Grids of purple and yellow under purple, yellow, white or black stripes in different shades and widths fill computer screens in Tennessee Tech University’s Foundation Hall. There are nearly a dozen plaids and students, faculty, staff and alumni will be asked in coming weeks to select a favorite.
All semester, students in TTU’s human ecology program have been playing with shades of purple and gold, layers and line widths. The winning pattern will be launched in the fall, featured on a variety of projects as the official university tartan plaid.
To vote on the tartan designs, click here:
“Not many people can say they’ve designed a product that they can wear and use,” said Jaylen Moore, a senior merchandising and design student from Cookeville. “I think the fact that it was designed by a student, that will appeal to a lot of people because it’s more special. It was designed by a TTU class.”
The 10 students in the class have each made dozens of designs using a computer program that allows them to layer and manipulate the plaids in myriad ways. Each student selected one design to submit to the vote, which will be held May 5-16. For the students, most of whom will graduate in May, designing on a computer was a new experience.
“It’s always been lots of hands-on work in our program, so it’s really cool having this program to work with. We’ve always focused on feeling the fabric, looking at the thread count and the dye work,” said Susannah Warren, senior fashion merchandising student from Ootelwah. “It’s been different working on the computer and trying to visualize what it will actually look like.”
While designing their tartans, the students have also developed marketing plans, special hangtags for the products and the products themselves. When the line launches in the fall, the university bookstore will have items for a variety of ages and incomes.
They envision sweatpants and sweatshirts with the university name or logo in tartan, folders and lanyards for students. For others, they hope to see rain apparel, fleece jackets, ties and bowties, blankets and high-end scarves.
The plaid has been produced with guidance from Michael Cannon from Collegiate Tartan Apparel, and it will be registered with the Scottish Register of Tartans, a Scottish organization that preserves and promotes information about historic and contemporary tartans from around with world.
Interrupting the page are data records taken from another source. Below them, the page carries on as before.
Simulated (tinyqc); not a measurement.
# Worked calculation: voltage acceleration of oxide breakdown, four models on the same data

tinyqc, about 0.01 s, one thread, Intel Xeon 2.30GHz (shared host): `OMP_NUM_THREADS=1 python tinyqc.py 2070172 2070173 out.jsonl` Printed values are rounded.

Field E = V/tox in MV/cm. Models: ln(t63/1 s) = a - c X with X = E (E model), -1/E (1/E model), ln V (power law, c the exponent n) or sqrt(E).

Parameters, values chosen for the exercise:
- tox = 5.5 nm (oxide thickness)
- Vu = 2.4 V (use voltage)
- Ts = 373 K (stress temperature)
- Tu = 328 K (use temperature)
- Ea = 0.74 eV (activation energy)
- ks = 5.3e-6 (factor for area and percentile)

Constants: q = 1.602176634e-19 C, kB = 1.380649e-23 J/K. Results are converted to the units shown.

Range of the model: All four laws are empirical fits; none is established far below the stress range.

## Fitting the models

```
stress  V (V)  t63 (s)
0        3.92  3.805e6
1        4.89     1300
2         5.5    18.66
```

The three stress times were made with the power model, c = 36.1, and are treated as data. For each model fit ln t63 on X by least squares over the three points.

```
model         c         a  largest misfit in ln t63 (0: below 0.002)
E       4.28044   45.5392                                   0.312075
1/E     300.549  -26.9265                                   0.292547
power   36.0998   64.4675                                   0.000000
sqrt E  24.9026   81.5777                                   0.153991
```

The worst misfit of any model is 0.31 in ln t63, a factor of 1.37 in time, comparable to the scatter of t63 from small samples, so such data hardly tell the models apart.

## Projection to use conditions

Lizabeth Self-Mullins, professor and interim dean of the College of Agriculture and Human Ecology, worked for months to design a class to develop a student-designed tartan plaid at TTU. As the university’s centennial approaches in March, 2015, the timing, she said, is perfect.
“This is another way for us to celebrate our university and to create a new tradition,” Mullins said. “This also gives current students a chance to leave their mark and impact Tech’s future in a way that also benefits their future careers.”